Exhibitions/ Byzantium and Islam/ Byzantium and Islam Exhibition Blog/ Byzantine, adj.: The Evolution of a Word

Byzantine, adj.: The Evolution of a Word

Perhaps because it's an election year, the word "byzantine" pops up quite a bit in the news these days, although it's not used to refer to an artistic style or a period of history.

"Florida's claims bill process is arbitrary and byzantine and subject to all kinds of political influence."
The Miami Herald, February 27, 2012

"The proposal shows just how convoluted if not downright Byzantine the ownership structure of some of the city’s trophy office properties can be."
Crain's New York.com, March 5, 2012

How is it that a word, which, for art enthusiasts, suggests beauty, spirituality, and glory, has come to mean "excessively complicated, typically involving a great deal of administrative detail," according to OxfordDictionaries.com)?

Safire's Political Dictionary, by "Renaissance (another interesting adjective, for a different discussion) man" William Safire, describes the introduction of "byzantine" into the political sphere as having taken place around 1916, when Theodore Roosevelt accused President Woodrow Wilson of being a "Byzantine logothete." The epithet insinuated that, like pencil-pushing Byzantine logothetes, or administrators, Wilson was dillydallying by not declaring America's participation in World War I.

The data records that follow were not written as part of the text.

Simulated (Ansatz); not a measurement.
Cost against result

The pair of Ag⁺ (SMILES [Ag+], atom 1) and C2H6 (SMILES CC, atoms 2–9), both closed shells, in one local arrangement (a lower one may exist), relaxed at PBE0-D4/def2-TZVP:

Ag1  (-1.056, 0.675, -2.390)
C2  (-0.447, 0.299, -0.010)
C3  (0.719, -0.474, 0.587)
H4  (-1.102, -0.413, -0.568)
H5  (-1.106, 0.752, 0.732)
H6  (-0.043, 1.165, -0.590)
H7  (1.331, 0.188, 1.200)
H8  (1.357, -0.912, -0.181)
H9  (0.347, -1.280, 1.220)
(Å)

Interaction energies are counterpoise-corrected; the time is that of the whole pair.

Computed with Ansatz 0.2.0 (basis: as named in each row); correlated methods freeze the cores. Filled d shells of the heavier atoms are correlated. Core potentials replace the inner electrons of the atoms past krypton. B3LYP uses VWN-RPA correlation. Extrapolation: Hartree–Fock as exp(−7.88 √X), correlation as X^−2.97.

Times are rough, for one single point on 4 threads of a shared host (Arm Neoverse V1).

The first cited instance in the Oxford English Dictionary of the "complicated" (and, according to Safire, "Machiavellian") meaning of the word is a 1937 statement by Hungarian-British writer Arthur Koestler, a prolific wordsmith. (In addition to new usages, he is also known to have coined new words, including "holon," meaning something that is at once whole and part of a larger system, and "bapucracy," a society in which obedience to father figures leads to perfunctory compliance.) "In the old days," Koestler wrote in his book Spanish Testament, "people often smiled at the Byzantine structure of the Spanish Army." The statement is tinged with resignation and irony—Koestler had been imprisoned and sentenced to death by General Franco's forces (who later released him, under pressure from the British Foreign Office).

The OED includes two citations from 1966, one an allusion to another political tyrant ("It was precisely on this occasion that Stalin struck the new ominous note of the cult of personality, of the Byzantine homage to the leader," wrote literary critic George Steiner), and the other an observation in the magazine The Listener: "To hint that one does not quite catch the drift of their byzantine prose . . . pierces to the heart of their intellectual pride."

Safire explains that the negative connotations of "Byzantine" originated from "the court of the emperor—usually named Constantine—[which] was marked by rivalries, duplicity, and violence, giving the word a bad name today." He may have been inspired in his remark by a proliferation of anti-Byzantium sentiment in the eighteenth and nineteenth centuries. "[The Byzantine empire's] general aspect presents a disgusting picture of imbecility; wretched, nay insane, passions stifle the growth of all that is noble in thoughts, deeds, and persons," declared Hegel in Lectures on the Philosophy of History. Even Napoleon warned against following "the example of the Byzantine Empire, which, being pressed from all sides by the barbarians, became the laughing stock of posterity because it was preoccupied with petty quarrels."

While there was undoubtedly intrigue in the Byzantine court—and, as in any political system, a degree of bureaucracy—interpretations of Byzantium as a place full of bad actors who never got anything done probably reflect old East-West tensions more than anything else. Nonetheless, the negative connotation seems to have stuck, an example of the power of language. Meanwhile, in Byzantium and Islam, we are shown artifacts that convey the true legacy of Byzantium: magnificence, beauty, spirituality, and cultural exchange. In this, we see the power of art.